Without specialized knowledge, it's genuinely hard to know what to think about PRISM.
On the one hand, it's deeply unsettling to know that an administration that has shown a decided tendency to harass and abuse its critics could even potentially have access to personal information about Americans. It's hard to have any sympathy for President Obama as torrents of criticism from across the political spectrum rain down on him, given his hypocrisy and exploitation of similar issues in his political campaigns.
On the other hand, none of us wants another day like 9/11/01, ever again. It's hard for any of us without special security clearances to know exactly the information to which the government has access -- whether it's metadata or actual data. And it would be tragic if conservatives' legitimate concerns about privacy and government power were simply exploited by those on the left who have long been opposed to using any meaningful methods to combat the threat of Islamofascist terrorism.

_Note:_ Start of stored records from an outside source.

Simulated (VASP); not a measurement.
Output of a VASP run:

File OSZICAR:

Perhaps the crowning irony would be -- as Micky Kaus posited before the emergence of the leaker -- if this were a scandal that ended up helping the President by distracting attention from entirely obvious abuses of power and wrongdoing, like the IRS scandal and Benghazi.
Some caution in evaluating the claims and counterclaims are in order. Let's make sure our quest for security doesn't end up undermining our liberty in profound and irretrievable ways -- but let's also make sure our (absolutely justified) mistrust of the President doesn't lead us to embrace policies that will ultimately result in the needless deaths of innocent Americans.